QS BRICS Rankings 2019: Higher Education Trends in Brazil

This year, QS Regional Rankings: BRICS results indicate that Brazilian universities are failing to keep pace with their competitors, with more than 60% of the 90 ranked Brazilian universities falling year-on-year: a trend that compounds a decreasing presence in the top 50 over the last five years.

Back in 2015, Brazil had nine institutions among the top 50 – only five remain in the 2019 edition.

Furthermore, only two Brazilian universities feature in the top 20, fewer than not only China – which dominates the ranking – but also India and Russia. Both of these Brazilian top-20 entrants have fallen: the Universidade de Sao Paulo has dropped from 13th to 14th, while Unicamp has regressed even more sharply, sliding from 12th to 16th.

By examining metric-by-metric data for the top 50 Brazilian institutions in this ranking, it is clear that Brazilian stagnation is primarily attributable to under-performance in two main indicators: citations per paper and international student ratio. Investing in internationalization typically facilitates a strengthening of communication channels with other countries. The refinement of this dialogue can positively influence how the country’s research is produced and perceived by the international community, increasing its visibility and chances of being cited.

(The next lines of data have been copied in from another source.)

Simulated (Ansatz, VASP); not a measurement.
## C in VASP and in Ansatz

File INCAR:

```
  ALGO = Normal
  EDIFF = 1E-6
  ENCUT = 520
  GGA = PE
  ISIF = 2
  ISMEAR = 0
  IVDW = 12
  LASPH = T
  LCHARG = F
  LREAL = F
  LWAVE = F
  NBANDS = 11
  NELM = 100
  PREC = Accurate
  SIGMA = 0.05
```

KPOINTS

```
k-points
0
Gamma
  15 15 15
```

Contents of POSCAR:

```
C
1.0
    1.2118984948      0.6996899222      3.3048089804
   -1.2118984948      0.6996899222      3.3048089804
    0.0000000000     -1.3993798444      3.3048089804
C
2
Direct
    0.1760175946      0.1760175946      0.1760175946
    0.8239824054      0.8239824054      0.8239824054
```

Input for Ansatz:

Last year, an austerity plan which freezes educational expenditure for the next 20 years was implemented, affecting the financial planning of 68 public institutions displayed in the ranking. Concomitantly, in August of this year, the president of one of the most important agencies for higher education funding in Brazil – CAPES – wrote a warning letter to the Minister of Education announcing that, in light of the current restrictive budget, the institution would need to cancel the funding of 93,000 graduate students and 150,000 recipients of training programs.

As though to underline Brazil’s educational struggles, the 200-year-old National Museum, part of the Universidade Federal do Rio de Janeiro (UFRJ), suffered a fire that provoked the destruction of most of its collection, representing an irreversible social and academic loss.

Bench-marking institutions and national higher education systems against their peers is a central purpose of this analysis, and the 2019 edition of QS BRICS ranking indicates Brazil is not matching the accelerating pace of other nations in this exercise. Those results are not necessarily surprising, since they are caused by, and expressive of, economic, political and social challenges the country is facing.